Tuesday, January 23, 2007

Matt and his Birthday

Matt's forty this year, forty in May to be exact, and for part of his fortieth birthday experience he'd like to go on a bike camping weekend to Tenby.

Whilst drooling over Russell Davies's excellent blog, entitled eggbaconchipsandbeans, I've found what could be our best bet for breakfast; Denis Cafe, situated in a fine spot overlooking the beach. The trouble is, I can see Loz kicking up a bit of a fuss about this one with the argument of "What's wrong with cooking the breakfast ourselves on our stoves?"

Nothing is wrong with cooking ones own breakfast, but unfortunately my tent doesn't come equipt with a cappuccino machine. And when one's on holiday, one is entitled to have a cappuccino along with ones breakfast.

What what what.

"James, would you mind washing the Bentley, dear boy? And could we have a couple of lartays when you've finished?" (They would definitely be pronounced lartays)

7 comments:

biker loving sex bomb said...

I'm with Loz on this one, camping is all about getting back to nature, the simple pleasures, cooking on an open fire, long nights drinking so that you can endure the uncomfortable airbed, walking a mile to the toilet in the dark, waking up feeling clostrophobic then washing in water so cold it might as well have come fresh from a mountain stream!
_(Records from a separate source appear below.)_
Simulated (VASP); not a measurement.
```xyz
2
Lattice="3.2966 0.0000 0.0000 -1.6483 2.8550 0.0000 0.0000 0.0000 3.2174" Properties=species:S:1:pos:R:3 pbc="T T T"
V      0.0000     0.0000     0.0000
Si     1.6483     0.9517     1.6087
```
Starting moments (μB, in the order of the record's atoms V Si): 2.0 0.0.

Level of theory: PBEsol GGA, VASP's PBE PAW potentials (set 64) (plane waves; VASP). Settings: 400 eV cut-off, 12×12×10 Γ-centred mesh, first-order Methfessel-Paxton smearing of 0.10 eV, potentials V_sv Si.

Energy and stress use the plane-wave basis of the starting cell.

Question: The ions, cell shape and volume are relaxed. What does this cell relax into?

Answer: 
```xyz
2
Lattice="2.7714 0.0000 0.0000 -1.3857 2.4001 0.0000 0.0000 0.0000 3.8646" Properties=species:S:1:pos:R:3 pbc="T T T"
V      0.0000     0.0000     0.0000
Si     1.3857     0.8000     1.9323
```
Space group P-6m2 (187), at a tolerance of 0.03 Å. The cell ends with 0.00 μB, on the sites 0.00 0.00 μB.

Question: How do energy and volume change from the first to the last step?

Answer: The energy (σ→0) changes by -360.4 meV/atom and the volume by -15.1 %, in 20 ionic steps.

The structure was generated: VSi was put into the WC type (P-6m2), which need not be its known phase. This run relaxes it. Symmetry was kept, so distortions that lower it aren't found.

Cappuccino???? How gay!!!!

Mind you, you wouldnt catch me on a camping trip, nowhere to plug in my hair drier, straightners and iron! Give me a nice hotel room anyday,

"Can I have a tall skinny latte please waiter?"

Elaine Denning said...

Are you serious? A cappuccino on a camping trip? LoL

You don't pack slippers as well, do you?

Anonymous said...

Why would you walk a mile to the toilet??? dig a hole, squat down...job done (so to speak!!) Women!! so damm fussy!! As for breakfast... a bag of Monster Munch and a can of coke will do me!!!!

biker loving sex bomb said...

Ant said .." breakfast... a bag of Monster Munch and a can of coke"
Any wonder you need to "dig a hole, squat down..."
If that is being a man then I am glad I'm a woman, even if I do get labelled as "fussy"

Anonymous said...

Well i dont see the point fannying around with pots and pans the morning after the night before, especially after drinking yourself silly and realising its only slightly warmer than Antarctica outside, Pringles are also a fine snack to start the day with and the empty tube doubles as a great toilet recepticle when you have finished!! (number 1s and 2s are held comfortably!!) Just dont leave it where somebody may find it as its something that could really ruin a holiday.....

biker loving sex bomb said...

I refer back to my original comment "Give me a nice hotel room any day"

Anonymous said...

i,m with myself too on the own cooked full english outside the tent. but hell if its cheap enough and close enough to walk to i,m in. cant wear a helmet with a head pounding hangover.